Even as mortgage rates are rising slowly, we continue to see a brisk housing market with existing home sales up 7 percent according to last week’s numbers. Homes are spending an average of only 17 days on the market before going under contract. 

We’ve certainly been spoiled with this long run of all-time-low rates but let’s keep things in perspective. According to Freddie Mac, average rates for a 30-year are in the 3.14 range this week, which is still a very low rate environment

We have an important Fed Meeting midweek and we anticipate the Fed is going to announce that it will be tapering its bond buying program; however we don’t see this impacting rates hugely. Even still, analysts anticipate that rates will remain below 4 percent for the remainder of this year. 

All that to say, if you’re considering a purchase this year or wanting to refinance and get access to all the equity built up in your home, it’s not too late. Let’s discuss your options!
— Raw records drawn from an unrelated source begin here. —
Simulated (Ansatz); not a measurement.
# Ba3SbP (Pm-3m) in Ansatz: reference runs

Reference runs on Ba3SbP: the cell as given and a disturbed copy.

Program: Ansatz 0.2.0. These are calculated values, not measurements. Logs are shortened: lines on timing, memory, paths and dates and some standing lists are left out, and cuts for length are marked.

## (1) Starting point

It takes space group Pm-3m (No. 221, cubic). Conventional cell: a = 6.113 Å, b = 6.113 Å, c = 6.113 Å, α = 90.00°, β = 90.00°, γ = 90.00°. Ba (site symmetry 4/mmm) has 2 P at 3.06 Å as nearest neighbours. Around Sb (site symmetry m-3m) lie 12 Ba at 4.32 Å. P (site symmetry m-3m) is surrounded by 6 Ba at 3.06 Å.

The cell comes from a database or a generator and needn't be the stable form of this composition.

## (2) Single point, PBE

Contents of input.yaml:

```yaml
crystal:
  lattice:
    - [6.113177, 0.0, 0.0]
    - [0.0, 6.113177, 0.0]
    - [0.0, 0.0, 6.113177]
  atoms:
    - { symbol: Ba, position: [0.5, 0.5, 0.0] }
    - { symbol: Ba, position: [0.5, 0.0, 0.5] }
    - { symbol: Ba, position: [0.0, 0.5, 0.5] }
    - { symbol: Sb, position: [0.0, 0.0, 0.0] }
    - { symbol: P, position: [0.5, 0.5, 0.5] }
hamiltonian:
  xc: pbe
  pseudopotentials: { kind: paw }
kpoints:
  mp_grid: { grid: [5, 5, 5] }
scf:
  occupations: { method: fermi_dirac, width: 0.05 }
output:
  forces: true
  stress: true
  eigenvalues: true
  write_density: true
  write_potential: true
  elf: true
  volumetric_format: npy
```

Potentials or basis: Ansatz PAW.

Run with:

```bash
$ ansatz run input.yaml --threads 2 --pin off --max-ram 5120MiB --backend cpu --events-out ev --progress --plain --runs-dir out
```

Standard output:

As for what I’m watching this week…

In addition to an important Fed Meeting this week, we also have the monthly Jobs Report coming out on Friday as well as the Fed’s favorite inflation indicator. All of these factors point to some increased volatility in markets and particularly interest rates. 

Mortgage rates tend to move in tandem with inflation and we’ll not only see the PCE Index, which the Fed uses as its standard inflation tracker, but also potential wage inflation in Friday’s Jobs Report. If there are any surprises in either place, bond prices and mortgage rates could see some additional volatility.

Wednesday we get the first look at the jobs numbers with the ADP report on private sector job creation. The consensus is calling for 400k new jobs created as compared with last month’s number of 568k. 

As for Friday’s Jobs Report, the new job creation number is expected to show 400,000 new jobs created in October, as compared to 194,000 created last month. Also expected to grow to 61.8 percent is the Workplace Participation Rate, which tracks the percentage of Americans that are working. The unemployment rate is predicted to fall to 4.7 percent from 4.8. 

We will be watching the hourly earnings trend in the Jobs Report as well. Wage inflation is another factor that could cause mortgage rates to rise. It’s expected to rise from 4.6 to 4.8 percent. Any surprises here could spark some rate volatility.